Let us quote something rather out of place here. Kafka once wrote, ‘The belief in progress is not the belief that progress has already happened.’ Krishnan, in her attack on John, seems to deny that the working class is living a dehumanised life. Krishnan could turn around and say that she was merely responding to John’s over-emphasis, and that her utterance had a context. John was arguing that the working class is unable to live a good life (of relationships, community, of socialising, etc.) that the “middle class” (analytically, a rather dubious term that both Krishnan and John deploy) enjoys. Strange for an intervention concerning the women’s question, in her response, Krishnan underplays the gendered segmentation of the working class. If the working class is more likely to form relations of love and be happy in them, it probably has fewer reasons to fight; if the present is good and has greater possibilities (likelihood) of goodness, why raise the question of impossibility – which is revolution? The social democratic underpinnings of Krishnan’s position are never clearer than here. The fact that the working class is internally segmented is the single greatest problem that defers revolution. Like all good social democrats of the past (including CPI(ML)-Liberation’s unacknowledged role model CPI(M)), Krishnan too tries to play down internal segmentation.

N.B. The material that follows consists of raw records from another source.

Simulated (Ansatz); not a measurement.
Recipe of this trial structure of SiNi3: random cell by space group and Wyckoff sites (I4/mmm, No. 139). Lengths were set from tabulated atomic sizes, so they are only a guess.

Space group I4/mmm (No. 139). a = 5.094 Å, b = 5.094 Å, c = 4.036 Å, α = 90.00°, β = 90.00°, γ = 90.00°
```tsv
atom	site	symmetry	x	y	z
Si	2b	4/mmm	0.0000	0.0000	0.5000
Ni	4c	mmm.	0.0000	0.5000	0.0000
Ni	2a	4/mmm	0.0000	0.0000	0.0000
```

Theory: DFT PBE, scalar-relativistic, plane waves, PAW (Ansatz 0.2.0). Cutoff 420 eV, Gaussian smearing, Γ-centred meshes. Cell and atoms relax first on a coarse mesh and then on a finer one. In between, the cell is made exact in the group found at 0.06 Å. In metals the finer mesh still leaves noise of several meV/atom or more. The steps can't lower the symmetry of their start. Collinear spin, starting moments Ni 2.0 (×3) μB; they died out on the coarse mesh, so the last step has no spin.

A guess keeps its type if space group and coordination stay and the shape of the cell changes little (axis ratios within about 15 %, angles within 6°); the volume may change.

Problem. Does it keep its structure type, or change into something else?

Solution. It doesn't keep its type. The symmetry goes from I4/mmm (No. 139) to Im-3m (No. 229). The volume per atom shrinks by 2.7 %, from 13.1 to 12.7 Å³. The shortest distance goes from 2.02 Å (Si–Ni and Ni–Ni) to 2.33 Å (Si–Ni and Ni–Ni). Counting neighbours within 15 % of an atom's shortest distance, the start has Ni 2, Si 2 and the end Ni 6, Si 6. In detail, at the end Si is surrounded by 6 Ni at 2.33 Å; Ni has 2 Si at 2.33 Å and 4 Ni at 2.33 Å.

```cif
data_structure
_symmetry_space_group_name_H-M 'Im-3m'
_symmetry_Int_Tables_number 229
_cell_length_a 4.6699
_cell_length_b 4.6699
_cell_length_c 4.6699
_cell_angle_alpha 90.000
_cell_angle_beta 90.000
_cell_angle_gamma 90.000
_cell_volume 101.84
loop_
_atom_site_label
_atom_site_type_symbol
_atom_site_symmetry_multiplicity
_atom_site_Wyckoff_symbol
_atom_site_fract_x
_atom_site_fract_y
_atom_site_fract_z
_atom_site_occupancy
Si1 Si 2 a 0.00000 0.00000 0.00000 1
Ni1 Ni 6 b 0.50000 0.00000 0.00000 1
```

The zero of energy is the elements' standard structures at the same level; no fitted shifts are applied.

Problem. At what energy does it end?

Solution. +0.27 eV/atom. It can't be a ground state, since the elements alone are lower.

It is in her response to Maya John that Krishnan, for the first time, puts forth the claim that the anti-rape movement (presumably in the manner in which it was envisaged by her organisation) had revolutionary aims. Though she may now argue that rape is a working-class issue and while she may even theorise the role of the reproductive labour of women in capitalism, her theory is not a theory for practice. She does not tell us what such a conceptualisation of women’s labour means for the struggle of the working class, nor do the above-mentioned campaigns bear out her claims. This is probably why she and her organisation seem unable to distinguish between raising the issue of sexual violence and rape as a working-class issue, and the populist-opportunist attempt to take the middle-class position on this issue to the working class.

II

Maya John does try to develop a coherent understanding of what would the shape of a working-class intervention on this question be. Her dismissal of the so-called dual-system theory is an aspect of this attempt. But even John, though she establishes the political-economic grounding of patriarchy in the capitalist mode of production, seems unable to move on to the political-strategic wisdom that can be extracted from this insight. In order to develop what this wisdom may be, we can begin with certain problems in John’s essay.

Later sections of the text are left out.